[PATCH 07/35] writeback: per-task rate limit on balance_dirty_pages()

linux-fsdevel.vger.kernel.org archive mirror
 help / color / mirror / Atom feed

From: Wu Fengguang <fengguang.wu@intel.com>
To: Andrew Morton <akpm@linux-foundation.org>
Cc: Jan Kara <jack@suse.cz>, Wu Fengguang <fengguang.wu@intel.com>
Cc: Christoph Hellwig <hch@lst.de>
Cc: Trond Myklebust <Trond.Myklebust@netapp.com>
Cc: Dave Chinner <david@fromorbit.com>
Cc: Theodore Ts'o <tytso@mit.edu>
Cc: Chris Mason <chris.mason@oracle.com>
Cc: Peter Zijlstra <a.p.zijlstra@chello.nl>
Cc: Mel Gorman <mel@csn.ul.ie>
Cc: Rik van Riel <riel@redhat.com>
Cc: KOSAKI Motohiro <kosaki.motohiro@jp.fujitsu.com>
Cc: Greg Thelen <gthelen@google.com>
Cc: Minchan Kim <minchan.kim@gmail.com>
Cc: linux-mm <linux-mm@kvack.org>
Cc: <linux-fsdevel@vger.kernel.org>
Cc: LKML <linux-kernel@vger.kernel.org>
Subject: [PATCH 07/35] writeback: per-task rate limit on balance_dirty_pages()
Date: Mon, 13 Dec 2010 22:46:53 +0800	[thread overview]
Message-ID: <20101213150327.215545584@intel.com> (raw)
In-Reply-To: 20101213144646.341970461@intel.com

[-- Attachment #1: writeback-per-task-dirty-count.patch --]
[-- Type: text/plain, Size: 9352 bytes --]

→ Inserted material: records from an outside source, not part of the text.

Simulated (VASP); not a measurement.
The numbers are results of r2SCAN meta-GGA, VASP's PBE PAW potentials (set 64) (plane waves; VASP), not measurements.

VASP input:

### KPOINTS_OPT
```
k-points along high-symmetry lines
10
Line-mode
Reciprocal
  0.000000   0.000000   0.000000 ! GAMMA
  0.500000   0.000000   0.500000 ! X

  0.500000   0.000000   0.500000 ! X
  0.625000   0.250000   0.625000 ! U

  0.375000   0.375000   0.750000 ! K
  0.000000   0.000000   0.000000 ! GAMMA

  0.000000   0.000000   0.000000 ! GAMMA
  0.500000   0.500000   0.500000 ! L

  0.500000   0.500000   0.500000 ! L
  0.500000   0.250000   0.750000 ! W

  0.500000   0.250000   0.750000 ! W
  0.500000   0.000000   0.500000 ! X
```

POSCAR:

Try to limit the dirty throttle pause time in range [1 jiffy, 100 ms],
by controlling how many pages can be dirtied before inserting a pause.

The dirty count will be directly billed to the task struct. Slow start
and quick back off is employed, so that the stable range will be biased
towards less than 50ms. Another intention is for fine timing control of
slow devices, which may need to do full 100ms pauses for every 1 page.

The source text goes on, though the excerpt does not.